The Black Count: Glory, Revolution, Betrayal and the Real Count of Monte Cristo by Tom Reiss is the biography of General Alexandre Dumas, father of the famous author of the same name who gave us such remarkable literary classics as The Three Musketeers and The Count of Monte Cristo. Born to a runaway Marquess and an escaped African slave, Alex Dumas was educated in France and then joined the military just as French politics boiled over into the revolution that would change France so dramatically. As French Republicans abolished slavery and broke down color barriers, Dumas' extraordinary courage and military expertise allowed him to rise through the ranks of the Revolutionary army until he crossed paths with Napoleon Bonaparte one too many times.

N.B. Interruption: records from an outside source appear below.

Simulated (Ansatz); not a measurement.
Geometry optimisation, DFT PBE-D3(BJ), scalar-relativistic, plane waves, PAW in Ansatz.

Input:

In reality, this book is more than just a biography of Dumas, it is also a rich source on the history of France during the late 1700s and beyond. Thanks to his exhaustive research, Reiss provides plenty of detail on Hispaniola, slavery, the French Revolution, and the rise of Napoleon Bonaparte as backdrop for the fascinating story and changing fortunes of General Alexandre Dumas. Dumas died when his son was only four years old, but his life and adventures became the basis for many of his famous son's literary heroes. Reiss looks beyond Dumas the author's memoirs of his father and reports from historical sources on General Dumas' exploits and proves that General Dumas put the "swash" in swashbuckler. An excellent treatment of the time period and the subject.
I listened to the audio book narrated by Paul Michael. It is very well done, nicely paced, easy on the ears, with just enough drama to make the narrative flow. And Michael does an excellent job with the French pronunciations.
Want to read more?
A Concise History of the French Revolution by Sylvia Neely, 2008
Napoleon: Life, Legacy, & Image: A Biography by Alan I. Forrest, 2011
My Memoirs by Alexandre Dumas download (out of copyright)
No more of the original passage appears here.